Watching Paint Dry
The unexpectedly interesting story of car coatings and what they tell us about the modern world
What follows is, on the surface at least, a story about paint, which will sound terrifically boring but, without wishing to give the game away, this isn’t really just about paint.
In fact, it’s about everything. Look at the world from the vantage point of car paint and you begin to see various strands of the 20th century storyline unfurling: the early days of mass production and the modern factory, the ascent of mass consumption, the rise and fall of economic growth, all the way through to today’s “productivity puzzle” economists are trying to get their heads around.
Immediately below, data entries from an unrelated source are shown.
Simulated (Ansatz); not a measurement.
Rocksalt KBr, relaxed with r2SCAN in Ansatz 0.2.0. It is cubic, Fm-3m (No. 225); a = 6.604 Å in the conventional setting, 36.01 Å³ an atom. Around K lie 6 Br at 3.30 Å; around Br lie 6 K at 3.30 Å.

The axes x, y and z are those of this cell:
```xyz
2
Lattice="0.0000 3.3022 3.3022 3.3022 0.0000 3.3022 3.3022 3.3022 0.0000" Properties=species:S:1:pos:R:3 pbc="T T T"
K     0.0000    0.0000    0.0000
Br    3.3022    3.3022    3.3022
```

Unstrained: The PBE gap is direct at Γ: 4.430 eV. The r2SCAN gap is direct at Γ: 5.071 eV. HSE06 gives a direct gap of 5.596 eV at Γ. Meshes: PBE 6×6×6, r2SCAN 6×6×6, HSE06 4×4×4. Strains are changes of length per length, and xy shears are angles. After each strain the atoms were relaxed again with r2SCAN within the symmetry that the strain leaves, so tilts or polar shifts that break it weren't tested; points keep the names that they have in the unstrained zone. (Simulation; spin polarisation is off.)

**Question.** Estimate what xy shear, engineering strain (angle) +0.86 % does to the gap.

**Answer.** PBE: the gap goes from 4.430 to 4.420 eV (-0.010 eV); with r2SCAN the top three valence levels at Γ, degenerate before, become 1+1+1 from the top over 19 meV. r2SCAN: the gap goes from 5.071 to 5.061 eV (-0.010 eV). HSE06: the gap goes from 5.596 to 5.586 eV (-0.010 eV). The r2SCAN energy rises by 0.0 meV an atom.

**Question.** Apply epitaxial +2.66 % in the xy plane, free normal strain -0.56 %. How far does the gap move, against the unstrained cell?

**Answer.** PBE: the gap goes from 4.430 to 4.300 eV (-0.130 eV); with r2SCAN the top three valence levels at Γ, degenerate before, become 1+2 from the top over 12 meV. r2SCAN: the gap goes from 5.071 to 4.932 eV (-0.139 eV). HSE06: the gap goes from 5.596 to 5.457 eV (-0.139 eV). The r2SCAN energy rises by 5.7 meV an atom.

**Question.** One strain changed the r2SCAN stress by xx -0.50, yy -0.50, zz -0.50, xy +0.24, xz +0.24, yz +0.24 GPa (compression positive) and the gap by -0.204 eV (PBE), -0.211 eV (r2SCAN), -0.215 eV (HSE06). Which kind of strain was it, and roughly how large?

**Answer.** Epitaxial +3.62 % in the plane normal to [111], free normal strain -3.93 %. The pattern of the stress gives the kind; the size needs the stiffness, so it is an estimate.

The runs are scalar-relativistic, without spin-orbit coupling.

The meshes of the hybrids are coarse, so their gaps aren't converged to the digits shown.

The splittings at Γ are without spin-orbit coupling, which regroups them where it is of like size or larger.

Honestly: car paint is such a fascinating topic that I’m surprised so little has been written about it. Then again, something similar goes for a lot of the obscure stories from the Material World, the book I’ll be publishing later this year. What follows is a side story I couldn't quite fit into the book, but if it whets your appetite, please pre-order a copy - doing so, even some months in advance, makes an enormous difference. In the meantime… here’s a story about car paint.
Like most stories about the car industry, this one probably ought to begin with Henry Ford. After all, one of the most famous things the godfather of mass production said of his most famous car, the Model T, was that the customer could get it “in any color he wants, so long as it’s black”.
Painting the Model T in black alone was one of those decisions that stood for a lot more than a choice on a colour palette. By narrowing his colour selection down to one and only one, Ford was able to streamline the production process, speeding up the rate at which cars would progress through the plants at Detroit.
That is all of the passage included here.